If you live a Windows-free life, get ready to laugh out loud like we did, and if you're one of the poor sods who's actually going to have to work with the beast formerly known as Windows NT 5, brace yourself for a fierce crying jag: faithful viewer Jerry O'Neil pointed out a Sm@rt Reseller article claiming that, by Microsoft's own count, there are over 63,000 bugs in Windows 2000. Sm@rt Reseller claims to have gotten hold of an internal Microsoft memo, in which a Windows development leader is quoted as saying, "Our customers do not want us to sell them products with over 63,000 potential known defects. They want these defects corrected. How many of you would spend $500 on a piece of software with over 63,000 potential known defects?" (To be fair, only 21,000 of those bugs are classified as "real problems." Feeling better?)
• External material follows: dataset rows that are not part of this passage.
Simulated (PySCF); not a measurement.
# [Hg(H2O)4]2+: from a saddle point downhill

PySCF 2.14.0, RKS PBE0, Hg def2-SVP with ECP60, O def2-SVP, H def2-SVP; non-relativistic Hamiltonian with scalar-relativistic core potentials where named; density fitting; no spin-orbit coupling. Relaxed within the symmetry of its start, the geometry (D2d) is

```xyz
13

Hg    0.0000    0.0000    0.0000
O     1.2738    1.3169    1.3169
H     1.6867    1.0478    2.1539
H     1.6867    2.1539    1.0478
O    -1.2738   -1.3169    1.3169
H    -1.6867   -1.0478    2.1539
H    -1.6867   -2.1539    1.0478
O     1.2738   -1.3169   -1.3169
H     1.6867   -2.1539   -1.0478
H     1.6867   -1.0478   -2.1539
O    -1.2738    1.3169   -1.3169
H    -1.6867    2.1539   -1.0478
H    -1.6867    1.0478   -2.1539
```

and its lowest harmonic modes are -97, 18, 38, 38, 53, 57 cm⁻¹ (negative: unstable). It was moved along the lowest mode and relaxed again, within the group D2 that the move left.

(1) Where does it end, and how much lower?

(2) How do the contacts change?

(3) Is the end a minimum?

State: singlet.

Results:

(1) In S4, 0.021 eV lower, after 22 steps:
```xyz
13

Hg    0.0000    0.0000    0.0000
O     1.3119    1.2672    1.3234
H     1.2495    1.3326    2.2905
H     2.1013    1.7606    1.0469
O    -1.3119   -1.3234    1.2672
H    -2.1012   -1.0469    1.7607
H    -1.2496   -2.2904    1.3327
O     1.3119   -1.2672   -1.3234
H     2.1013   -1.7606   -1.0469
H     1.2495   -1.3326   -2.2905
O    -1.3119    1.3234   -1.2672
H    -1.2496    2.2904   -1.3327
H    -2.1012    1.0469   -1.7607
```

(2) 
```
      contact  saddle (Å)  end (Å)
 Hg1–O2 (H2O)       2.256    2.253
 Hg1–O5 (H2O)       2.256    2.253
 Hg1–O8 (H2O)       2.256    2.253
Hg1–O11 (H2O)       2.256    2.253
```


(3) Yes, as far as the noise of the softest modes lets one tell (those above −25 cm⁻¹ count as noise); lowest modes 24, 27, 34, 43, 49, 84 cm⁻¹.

Let's see, here... by our count, Microsoft's still got three days before the official launch. If the company really wants to ship a bug-free product (they claim that's their goal for the "next release), they only need to stomp just over fourteen and a half bugs a minute. That actually sounds possible, given their vast resources. Then again, we're talking about Microsoft, here-- the company makes a ton of money off of "upgrades" that fix bugs that shouldn't have shipped in the first place, and on service fees spawned by those selfsame bugs. Still, 63,000... That's not exactly subtle, is it? At least now we know why this version of Windows is so darn late: they've evidently spent the past three years slapping in as many bugs as humanly possible. We estimate that Windows 2000's code base is at least 79% bugs-- a new world record. Congrats to the team from Redmond!